You must have lost your mind. I used Windows Mobile for years. I had to install task managers to kill apps before they killed my battery. I had to install a registry editor and fiddle with settings to get even basic functionality working. IE on WM was a sick joke. I rebooted the phones every other day just to keep working.

  iOS was better in every way. It had a real grown up browser. Shit just worked. The fluid animations were just icing on the cake.

Powerful but flaky is useless.

Comment Re:FCC CREATES Internet monopolies (Score 1) 234

The Internet, by design, is very different from the "natural monopolies" of water, sewer, etc. Because of the Internet's settlement-free peering regime (which the FCC also threatens to upend by starting to regulate peering), and because one can connect at any point and reach the others, there is no need for Internet infrastructure to be a monopoly. Our wireless ISP competes handily with cable, DSL, and all other forms of Internet service. Do you want to have a choice of providers, and be able to switch if you are not satisfied? Or do you want to be stuck with a monopoly -- one that (even worse) is run by unelected government bureaucrats and is therefore completely unaccountable to you?

Comment FCC CREATES Internet monopolies (Score 2) 234

Actually, the FCC's action will have exactly the opposite effect. I own and operate a small, competitive ISP, and am quite willing to (and capable of) going up against any competitor on a level playing field. But I simply wouldn't enter any market where the city was providing service. Why? Because the city would engage in all of the following anticompetitive and predatory practices:

* The city would completely control my access to rights of way and pole attachments, and would be motivated to keep me from getting that access or make it expensive;

* I would be taxed and the taxes would be used to subsidize my competitor;

* The city would engage in horizontal monopoly leverage from its other monopoly businesses (trash, water, sewer, and in many places energy) and would enjoy cross-subsidies from them; for example, it wouldn't have to build a new billing system but could use its existing one;

* The city could also use its ability to tax, and bonding authority, to obtain capital for the buildout at bargain rates;

* The city, with its deep pockets and by expending some of that capital, could engage in predatory pricing, offering its service below cost due to taxpayer subsidies. It could do this at the outset, to take customers away, or possibly permanently;

* The city, because it provided those other services, would GET PAID more easily than I would because users wouldn't want their water, etc. cut off if they didn't pay the bill;

* The city would know when both owner-occupied and rental real estate was turning over (because of changes in the party being billed) and so could always sell to people as they moved into a new home before they would have a chance to consider my service;

* The city ISP would get the lucrative business of the city itself (eliminating one of the largest potential customers), as well as that of other government entities such as the county government and state government offices; and

* The city, under the FCC's new Title II regime, could demand franchise fees from me that it would not have to pay itself.

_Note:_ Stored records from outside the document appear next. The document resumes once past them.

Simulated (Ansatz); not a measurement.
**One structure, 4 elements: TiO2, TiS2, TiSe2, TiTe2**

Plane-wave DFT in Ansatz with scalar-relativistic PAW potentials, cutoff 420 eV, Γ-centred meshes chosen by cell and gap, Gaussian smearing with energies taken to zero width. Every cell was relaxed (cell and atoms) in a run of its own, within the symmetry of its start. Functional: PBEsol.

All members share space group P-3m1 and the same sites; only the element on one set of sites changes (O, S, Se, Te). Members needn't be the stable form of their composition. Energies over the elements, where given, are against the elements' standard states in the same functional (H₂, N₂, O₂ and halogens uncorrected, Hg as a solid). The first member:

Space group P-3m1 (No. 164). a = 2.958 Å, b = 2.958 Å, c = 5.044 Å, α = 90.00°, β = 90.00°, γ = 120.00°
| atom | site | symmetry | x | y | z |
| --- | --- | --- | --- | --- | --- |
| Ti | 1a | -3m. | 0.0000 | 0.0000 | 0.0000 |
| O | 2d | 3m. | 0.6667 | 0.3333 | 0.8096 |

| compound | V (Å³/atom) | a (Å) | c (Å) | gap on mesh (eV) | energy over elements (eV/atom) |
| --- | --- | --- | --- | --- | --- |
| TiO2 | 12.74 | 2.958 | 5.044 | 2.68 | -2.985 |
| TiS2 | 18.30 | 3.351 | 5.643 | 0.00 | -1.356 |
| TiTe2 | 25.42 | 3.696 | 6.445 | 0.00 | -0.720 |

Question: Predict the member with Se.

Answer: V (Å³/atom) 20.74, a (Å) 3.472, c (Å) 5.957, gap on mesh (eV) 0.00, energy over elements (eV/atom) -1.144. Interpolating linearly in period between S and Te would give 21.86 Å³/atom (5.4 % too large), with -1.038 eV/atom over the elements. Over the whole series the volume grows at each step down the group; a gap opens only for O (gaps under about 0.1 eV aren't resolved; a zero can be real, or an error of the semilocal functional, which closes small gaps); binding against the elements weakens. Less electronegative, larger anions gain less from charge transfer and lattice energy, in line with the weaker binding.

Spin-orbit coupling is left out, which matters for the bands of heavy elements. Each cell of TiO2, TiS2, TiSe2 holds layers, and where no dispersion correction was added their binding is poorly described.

So, if you put yourself in the shoes of a hard working local ISP (which I am), or of a customer who wants choice, this no longer seems like such a good idea. Any ISP entering the market would have to fight an uphill battle against City Hall. So, new ISPs will not enter the market and existing broadband providers will have a strong incentive to pull out, leaving a monopoly. What is needed is FAIR, PRIVATE competition, not the unfair competition that turning unaccountable city bureaucrats loose would bring.

Comment Re:The problem (Score 1) 194

Furthermore the Americans solved the 4-rotor problem (even harder), something the British were not able to do.

That's bullshit. The British knew exactly how to crack the four rotor problem: they needed bigger and faster bombes, but they didn't have the resources with which to build them. In fact, by using some tricks, they were able to have some success with the existing equipment, but a permanent solution was only arrived at when the USA joined the war. An agreement was reached to share cryptanalysis efforts and the Americans with their enormous resources and significant design input from the British were able to build the required bombes.

Comment Re:Not really happy (Score 1) 171

The whole "HTTP/2 stink" thing seems to be a bit of a meme, but it's remarkable how the people who state it vaguely wave their hands around and make unsupported claims.

1. HTTP/2 is *fantastic* for higher latency connections. If you're a small site and you can't afford to have geolocated servers around the globe, HTTP/2 offers a much better experience for those high latency connections. I've been using SPDY for a couple of years to service clients in Singapore from a server in the US (which for a variety of legislative and technical reasons I can't replicate there). It is absolutely better.

2. HTTP Pipelining is when you know that someone is just doing the "I oppose" thing and searching around for objections. HTTP pipelining is not supported by default in a *single* major browser because it has critical, deadly faults that render it useless. When people bring it up to oppose HTTP/2, their position is rendered irrelevant.

3. HTTP/2 removes the need to do script and resource coalescing. It removes the need to deal with difficult to manage image sprites. All of those are bullshit that are particularly onerous and expensive to little sites.

4. HTTP/2 makes SSL much cheaper to the experience. This is very good.

HTTP/2 is a *huge* benefit especially to the little guy. Google can do every manner of optimization, they can deploy across legions and armies of servers around the globe. This can be expensive and logistically difficult for little sites, especially if you want SSL. HTTP/2 levels the playing field to some degree.

Comment Re:"risks serious damage to the system" (Score 1) 138

It isn't about "a chip". It's about a system that is designed for a specific thermal and electrical load. nvidia probably got flak from notebook makers who were facing dissatisfied customers.

You only have to look at a lot of the nonsense comments throughout, such as yours -- people just contriving how "easy" everything is, and how simple it is. Yeah, and I'll bet all of you design notebooks. No? Then shut up.

Comment Re:Forced benevolence is not freedom (Score 1) 551

Actually, in your scenario, the source code does not lose its "freedom", but the derivative work never gets it. This means that the changes never get back to the community, but the original code is there as fee as ever.

It's important to note that I can take a piece of GPL software and modify it and still not give the changes back to the community. In fact, even if I distribute my modified software, I only have to give the changes to whomever I distribute it to. Of course, I can't then stop them from giving it away to anybody who asks.

Comment This is also not subject to oversight (Score 1) 265

I lost my five star while Uber's rider ratings were still leaking, because a driver went to the wrong location, and felt that I should walk seven blocks to meet them, and when I said no, they felt that that was worth a one-star.

According to Uber's customer service staff, they even confirmed that as the reason, but Uber still feels that the rating should stand, because as a rider, I should not have the expectation of being picked up within a mile of my location.

My impression of Uber's customer service is rather poor, as a result.